The women of Rojava have a plan

“Women, life, freedom.” This was the slogan of the marches that began Saturday in the Kurdish Syrian towns of Kobani and Tal Abyad, shouted by hundreds of men who have joined the initiatives organized by the Kurdish women of Rojava. While feminist NGOs, associations and women in the rest of the Middle East have for decades chosen to mobilize on March 8, in northern Syria the internationalism that has taken hold of the Kurdish revolution has in recent years led to events being organized for the International Day for the Elimination of Violence against Women.

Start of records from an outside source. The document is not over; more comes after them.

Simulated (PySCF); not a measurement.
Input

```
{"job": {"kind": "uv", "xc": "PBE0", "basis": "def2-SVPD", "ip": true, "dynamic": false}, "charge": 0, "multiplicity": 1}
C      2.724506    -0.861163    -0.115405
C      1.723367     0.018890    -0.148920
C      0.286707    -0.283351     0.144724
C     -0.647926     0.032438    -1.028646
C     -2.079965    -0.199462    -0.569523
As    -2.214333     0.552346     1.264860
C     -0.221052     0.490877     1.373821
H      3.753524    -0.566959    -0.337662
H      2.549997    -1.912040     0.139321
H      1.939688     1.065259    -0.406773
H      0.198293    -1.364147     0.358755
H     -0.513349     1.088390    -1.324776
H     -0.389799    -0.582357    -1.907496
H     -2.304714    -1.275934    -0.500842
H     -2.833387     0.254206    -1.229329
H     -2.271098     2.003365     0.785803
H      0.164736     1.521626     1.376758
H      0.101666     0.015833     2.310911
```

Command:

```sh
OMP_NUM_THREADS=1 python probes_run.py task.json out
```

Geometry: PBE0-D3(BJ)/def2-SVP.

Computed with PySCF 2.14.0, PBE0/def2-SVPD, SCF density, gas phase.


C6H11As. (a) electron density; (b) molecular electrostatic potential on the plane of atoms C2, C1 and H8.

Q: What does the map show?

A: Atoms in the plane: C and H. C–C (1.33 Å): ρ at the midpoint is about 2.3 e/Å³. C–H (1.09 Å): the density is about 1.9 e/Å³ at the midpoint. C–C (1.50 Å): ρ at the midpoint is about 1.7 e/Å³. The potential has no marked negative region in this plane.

Here, Nov. 25 has a special meaning: Individual and domestic violence has become collective, a product of the Manichean and patriarchal ideology of the Islamic State. This year, the women of Rojava have launched debates and discussions in local communities, the heart of the democratic confederalism that since 2011 has been lived out in practice here.

Roundtables and symposia were held in the major Kurdish cities, in Tal Amir, Hasakeh, Kobanî and Tal Abyad. Just a few days ago, in Raqqa, newly liberated from Islamist occupation, the victory against ISIS was dedicated by the Kurdish female fighters of the YPJ to women everywhere in the world.

In cooperation with the civilian council of Raqqa, the women organized a symposium in the Ain al Issa refugee camp, a home of necessity for thousands of displaced Syrians from the provinces of Raqqa and Deir Ezzor, waiting for their eventual return, a process slowed by the destruction and rubble, the devastation of roads, houses, shops and entire neighborhoods.

Gender violence has been the topic of conversation for weeks: starting from Nov. 5, Kongra Star (the confederation of feminist movements in the region, born from Yekitiya Star, founded in 2005 on the impulse of the new political theory promoted by the PKK leader, Ocalan) has been organizing various events around the region, a series of initiatives that culminates today. The events ranged from debates in different languages (Arabic, Kurdish, Syriac) and the distribution of books and publications to the marches taking place today in the three cantons of Kobani, Jazira and Afrin.

“We all want to know what our rights are today,” Nujin Yousef, a member of the Syrian Democratic Council, linked to the Syrian Democratic Forces (a federation of Kurds, Arabs, Assyrians and Turkmen protagonists of the last successful offensive against ISIS) said to the ANHA news agency. “As Syrian women, we discuss our issues and the violence that we have suffered. We, especially women, should discuss the issue of violence, and the methods that they [men] have practiced against us.”

Arranged marriages imposed by families, sexual abuse, physical violence — but also a low level of participation in the social, economic and political life of the communities. These phenomena have been uprooted in Rojava, which has made the liberation of women the main instrument for the liberation of peoples, building on the idea that colonialism and modern capitalism are based on the patriarchal model, and that the fight against the exclusion of women is the means for eliminating collective slavery in all forms.

In Rojava, this process has given rise to new legislation, a product of grassroots demand: child marriages and forced marriages are banned, polygamy is outlawed, and the institution of civil marriage is being promoted. But the struggle, according to the women of Rojava, is not over. It goes on, within a continuous process of consciousness raising that primarily aims at women themselves, the narratives they are expressing in their lives and the limitations they set on themselves.